Turkey's leaders face anger, calls for resignation

Ankara, Turkey - Turkey's Islamist-rooted government faced a wave of anger and calls for resignation after a deadly fundamentalist attack on the country's highest administrative court stunned a nation fiercely proud of its secular system.

The anti-government backlash Friday coincided with ceremonies marking the 87th anniversary of the start of the War of Independence, which ushered in a secular republic on the ruins of the theocratic Ottoman Empire.

On Thursday, tens of thousands of Ankara residents took to the streets in protest against the attack on the Council of State by an Islamist lawyer whose shooting spree killed one judge and wounded four others.

Alparslan Arslan, 29, shouting "I am a soldier of Allah", sprayed the judges' meeting with handgun fire, saying later that he wanted to "punish" the court for upholding a ban on the Islamic headscarf.

The attack underscored a deepening rift between the secularist establishment and the government, often accused of trying to reinforce the role of religion in politics and daily life.

Arslan initially told anti-terror police that he acted alone, but later confessed to being part of a team that organized three recent grenade attacks against the pro-secular left-wing opposition newspaper Cumhuriyet, media reports said.

Ten people believed to have links with the gunman were reported arrested.

In a symbolic gesture of protest, more than 25,000 people gathered Thursday at the mausoleum of the Republic's founder, Mustafa Kemal Ataturk. On Friday morning, they numbered more than 50,000.

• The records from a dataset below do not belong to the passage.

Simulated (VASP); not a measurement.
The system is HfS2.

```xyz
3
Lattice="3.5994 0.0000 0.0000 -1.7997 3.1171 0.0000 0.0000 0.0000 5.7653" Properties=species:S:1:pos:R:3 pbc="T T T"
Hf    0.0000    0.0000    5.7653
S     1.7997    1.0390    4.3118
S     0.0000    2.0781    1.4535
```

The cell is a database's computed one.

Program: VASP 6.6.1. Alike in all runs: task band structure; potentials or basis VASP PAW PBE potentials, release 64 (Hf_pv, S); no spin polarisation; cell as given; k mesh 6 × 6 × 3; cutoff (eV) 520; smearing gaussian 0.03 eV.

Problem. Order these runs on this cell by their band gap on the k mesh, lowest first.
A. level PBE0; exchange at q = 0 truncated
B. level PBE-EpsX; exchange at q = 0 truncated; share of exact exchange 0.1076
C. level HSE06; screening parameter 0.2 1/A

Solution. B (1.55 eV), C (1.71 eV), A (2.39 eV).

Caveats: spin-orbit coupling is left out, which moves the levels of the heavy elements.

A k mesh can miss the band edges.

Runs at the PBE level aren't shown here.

Speaking to reporters, the Chief of General Staff, General Hilmi Ozkok, denounced what he called "a fundamentalist attack" against the Council of State.

The top man in the powerful Turkish army, which sees itself as the guarantor of republican values, praised public response to the killing and said it should "continue."

"Mollahs, go to Iran", demonstrators chanted as they filled the streets of Ankara Thursday during the funeral of slain judge Mustafa Yucel Ozbilgin, 64, and other ceremonies.

Much of the anger was directed at the government of Prime Minister Recep Tayyip Erdogan, whose Justice and Development Party (AKP) has roots in a banned Islamist movement which it claims to have since renounced. Today the party describes itself simply as "conservative."

Erdogan sparked sharp public and media criticism for failing to show up at the judge's funeral.

Government ministers who did attend were jostled, insulted and even spat upon by furious crowds. Justice Minister Cemil Cicek was seen fleeing the mosque where funeral prayers were held under a cordon of bodyguards.

The crowd called Erdogan a "murderer" -- something unheard of in recent Turkish politics -- blaming the attack on his party's campaign to lift the ban on women wearing headscarves in public institutions and universities.

In an interview Friday with the Star newspaper, Erdogan said he was the victim of "a great conspiracy," and blamed -- without elaborating -- opposition leader Deniz Baykal, chairman of the social-democratic Republican People's Party.

Most newspaper columnists Friday scoffed at his statement, and many called for the government to step down.

"Turkey must rid itself of this government," which "encouraged" the attack on the Council of State, wrote a columnist in the mass-selling daily Hurriyet.

"The AKP, by turning a deaf ear to all warnings since its arrival to power and with the policies it has put in place, has encouraged the forces of darkness to commit this sort of act," he wrote.

A columnist for Vatan, another mass daily, called for early elections, an eventuality that has circulated within political circles in Ankara for the past few months.

"Those who come by the vote must go by the vote," he wrote.

Parliamentary elections, if held on schedule, would take place in November 2007.